Record race

Locomotive breath powers new Flinders Islet Race record.

Written by Scott Alle / DJ Munro
Photography by CYCA

17 September 2018


The hottest spring day in five years propelled Sydney super-maxi Comanche to the fastest time in the history of the CYCA’s Flinders Islet Race.

Flying into Sydney Harbour and crossing the line just 6 hours, 28 minutes and 20 seconds after exiting the Harbour, the 100-footer enjoyed a fast run in the fitful conditions experienced on the 92 nautical mile course.

“It was a fantastic race,” said Comanche owner and skipper Jim Cooney. The distinctive red and black hulled speed machine lowered Koa’s old mark by just over one hour.

“We had a nice run down the coast to the Islet, but it was a pretty heavy slog back. We were tucked in quite close to the coast as we headed north, and it was great to see the other competitors heading down under spinnaker,” he commented.

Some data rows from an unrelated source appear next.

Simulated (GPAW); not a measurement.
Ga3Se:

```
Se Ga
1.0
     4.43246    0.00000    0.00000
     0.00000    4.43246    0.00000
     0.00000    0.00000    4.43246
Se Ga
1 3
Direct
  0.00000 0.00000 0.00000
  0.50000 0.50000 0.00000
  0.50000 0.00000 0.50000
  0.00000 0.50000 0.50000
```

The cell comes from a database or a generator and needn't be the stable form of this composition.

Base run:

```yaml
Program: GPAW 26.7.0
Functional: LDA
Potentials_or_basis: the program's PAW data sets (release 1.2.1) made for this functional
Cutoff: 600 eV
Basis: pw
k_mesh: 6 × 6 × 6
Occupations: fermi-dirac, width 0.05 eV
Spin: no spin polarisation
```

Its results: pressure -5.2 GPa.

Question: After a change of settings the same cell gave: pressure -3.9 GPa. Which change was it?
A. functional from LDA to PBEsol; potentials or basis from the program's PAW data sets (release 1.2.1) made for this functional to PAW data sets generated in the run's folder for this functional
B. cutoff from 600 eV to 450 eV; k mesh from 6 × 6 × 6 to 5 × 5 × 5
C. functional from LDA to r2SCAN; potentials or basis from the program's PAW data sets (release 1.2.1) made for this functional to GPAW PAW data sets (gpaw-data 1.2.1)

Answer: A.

Indeed, after averaging just under 14 knots for the 92-mile journey, in winds varying from 15-20 knots, Cooney and the crew are keen to take what they learnt in the main event, the Rolex Sydney Hobart – of which they are the current open race record holder and Line Honours champions.


“The Hobart race will be a grudge match this year, I think all the big boats are looking forward to a pretty solid tussle up the front end of things,” Cooney predicted.

“It’s only fair with such a good lead up to it last year, and there’s always a lot of excitement. This year both us and Wild Oats XI as well as the other 100-footers have a lot to prove and a lot at stake so it’s going to big.”

Next to cross the line was current Rolex Sydney Hobart Yacht Race conventionally-ballasted race record holder and Tattersall Cup winner, Matt Allen’s TP52 Ichi Ban.

Starting well, and second out of the heads, Ichi Ban kept widening the gap to the trailing fleet the finish, arriving 95 minutes astern of Comanche, though missing out on breaking Koa’s 2017 record by half an hour.

“We’re very happy to come away with the win, it was really tight racing the whole way,” said Allen.

“It was hard to make gains on the rest of the fleet going towards Flinders Islet, there were a lot of holes in the breeze on the way down and it was incredibly technical sailing. Coming back was a different story though, we had 20-30 knots across the boat and we had a lovely reach into Sydney Harbour and the finish.”

A little further back in the fleet Smuggler and Yarrandi copped a squall with gusts nearing 40 knots, making for a spectacular rounding of Flinders Islet just off Woollongong.

Adrian Dunphy, tactician aboard David Griffiths’ and Doug Flynn’s immaculate Marten 49 said the Yarrandi crew had to employ some prudent seamanship as Smuggler struggled to stay in control in the wind tunnel that developed below the escarpment.

“It became apparent that although on port tack, Smuggler would have difficulty bearing under our stern so we took evasive action on starboard and ducked them,” Dunphy related.

“Two quick tacks later we were in a position to safely round (the Islet),” Dunphy continued. “With our owner David Griffith in the pre-race briefing reminding us all of the dangers of gybing our boat with a loose mainsheet (both steering pedestals had been removed with the original owner), we took the safer option of grannying around. The next boat, St Jude, even with a reef in, followed suit.”

It was also an entertaining outing for PHS Division with Jason Bond’s Beneteau First 47.7 Enigma claiming the ultimate prize, after a tightly-fought battle.

“We’re stoked with the win, we didn’t even realise we were anywhere near that result,” said an overjoyed Bond.

“We were having an absolute ball, there were two other 47.7s out there and we were all playing tag the whole time. It was superb, a real champagne sail for the first half, then the westerly came in around the Islet and we had 40 knots over the boat, it was a bit lively coming home!”

The ACSBWPS series now re-focusses on Race 3 of the six-event competition, the 215-nautical-mile Newcastle Bass Island Race starting at 7:05pm Friday 12 October.

A strong fleet of 27 yachts is already entered, including last year’s series champion Tony Kirby who’s on the hunt for extremely rare consecutive-series wins.